The C++ source code is documented with Doxygen. A GitHub Action is configured to build and deploy the documentation using GitHub Pages. This action will ensure that any new code has been accompanied by Doxygen-formatted documentation. Code will not be merged until and unless it is completely documented using Doxygen, and the GitHub action successfully generates the documentation site. Below is an example showing the expected documentation formats. Except for inline documentation, use the JavaDoc banner style described by Doxygen
constexpr double = PI 3.1415; /**< Inline format, e.g. for constants */
/*******************************************************************************
* This is a brief description of the function.
*
* This is an optional, longer description of the function. It can include
* LaTeX formatting, for example: this function doubles its input @f$ x @f$ and
* returns a value @f$ y @f$ with @f$ y = 2x @f$. This whole documentation block
* is using the JavaDoc banner style!
*
* @param[in] x The input and its expected units
* @return The result @f$ y = 2x @f$
******************************************************************************/
double doubleTheInput(double x)
{
return 2 * x;
}The base C++ libraries include Doxygen configurations which generate static
websites from code comments. These documentation sites are published as developer
reference documentation using GitHub Pages. When building the Doxygen site locally,
The site is generated in docs/html/ and the main page can be accessed at docs/html/index.html.

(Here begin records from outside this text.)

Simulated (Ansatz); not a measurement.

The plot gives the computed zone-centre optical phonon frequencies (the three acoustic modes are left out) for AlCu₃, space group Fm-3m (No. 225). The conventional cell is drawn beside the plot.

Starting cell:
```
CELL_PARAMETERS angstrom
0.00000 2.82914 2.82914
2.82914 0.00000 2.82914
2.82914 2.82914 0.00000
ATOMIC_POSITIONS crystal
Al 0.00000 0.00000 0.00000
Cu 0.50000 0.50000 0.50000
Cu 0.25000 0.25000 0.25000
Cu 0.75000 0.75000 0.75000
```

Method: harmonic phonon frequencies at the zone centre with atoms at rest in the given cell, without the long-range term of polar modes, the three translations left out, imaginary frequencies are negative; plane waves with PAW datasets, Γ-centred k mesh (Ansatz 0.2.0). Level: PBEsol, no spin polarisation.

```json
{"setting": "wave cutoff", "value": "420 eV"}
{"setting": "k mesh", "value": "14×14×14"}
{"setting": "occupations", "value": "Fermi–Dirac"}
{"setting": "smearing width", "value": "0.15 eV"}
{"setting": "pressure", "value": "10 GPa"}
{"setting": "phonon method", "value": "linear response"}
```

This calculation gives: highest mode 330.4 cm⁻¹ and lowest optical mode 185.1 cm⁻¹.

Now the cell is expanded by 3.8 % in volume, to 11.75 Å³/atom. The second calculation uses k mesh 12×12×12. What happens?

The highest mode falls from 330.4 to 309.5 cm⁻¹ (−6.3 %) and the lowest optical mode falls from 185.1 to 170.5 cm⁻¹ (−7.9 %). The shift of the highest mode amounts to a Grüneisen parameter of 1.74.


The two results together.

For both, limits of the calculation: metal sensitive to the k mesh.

When new releases are made, GitHub Actions workflows are triggered which build and deploy
the Doxygen site to GitHub Pages.
MATLAB® wrappers are implemented as toolboxes which interface with the shared library
compiled from C++ source code. The project structure is informed by the best practices
provided by MathWorks® in their toolboxdesign repository.
Here is an example of how a function may be documented in a MATLAB wrapper. Note the
documentation with code, where input and output arguments are provided for autocompletion.
function y = DoubleTheInput(x)
% DoubleTheInput - produces an output which is twice its input.
%
% Syntax:
% y = DoubleTheInput(x)
%
% Input Arguments:
% x (double) - A number which needs doubling
%
% Output Arguments:
% y (double) - The result, 2*x
%
% Description:
% Functions more complex than this one may warrant an additional,
% longer description.
arguments (Input)
x double
end
arguments (Output)
y double
end
...The Python wrapper code is documented in the Sphinx format. It is recommended to include docstrings for all primary functions, classes, or structures provided by the Python wrapper. Further, function signatures should include type annotation for inputs and returned values. Inline or other comments should be included to explain other variables or functionalities of the code. Below is an example showing the recommended documentation format.
CONSTANT_EXPOSED_BY_MODULE = 42 # A brief comment could explain what this is
def double_the_input(x: float) -> float:
"""This is a brief description of the function.
This is an optional, longer description of the function.
It can span multiple lines.
:param x: The input value, and its expected units.
:return: The result y = 2*x
"""
return 2 * xPropLib .NET wrappers are written in C# and documentation comments are written in
XML format
and are used to generate documentation through tools like Visual Studio. Use <summary> tags to
provide brief descriptions of classes, constants, functions, etc. Functions should
include <param> and <returns> elements for all inputs and outputs. An example
of this documentation style is shown below.
/// <summary>
/// Represents a class that contains constants and methods related to calculations.
/// </summary>
public class CalculationUtils
{
/// <summary>
/// A constant value exposed by the module.
/// </summary>
public const int CONSTANT_EXPOSED_BY_MODULE = 42;
/// <summary>
/// Doubles the input value.
/// </summary>
/// <param name="x">The input value to be doubled.</param>
/// <returns>The doubled value of the input.</returns>
public double DoubleTheInput(double x)
{
// Brief comment explaining what this function does.
return 2 * x;
}
}When modifying or extending this software, ensure that unit tests are added to
cover your new code. In general, each C++ file in src/ has a corresponding C++
file in tests/ which implements unit tests. If you've added a new file in tests/,
make sure to add that file to the executable in tests/CMakeLists.txt.
After compiling the library, you can run unit tests as follows. First, change your
working directory to the build directory, then run:
ctest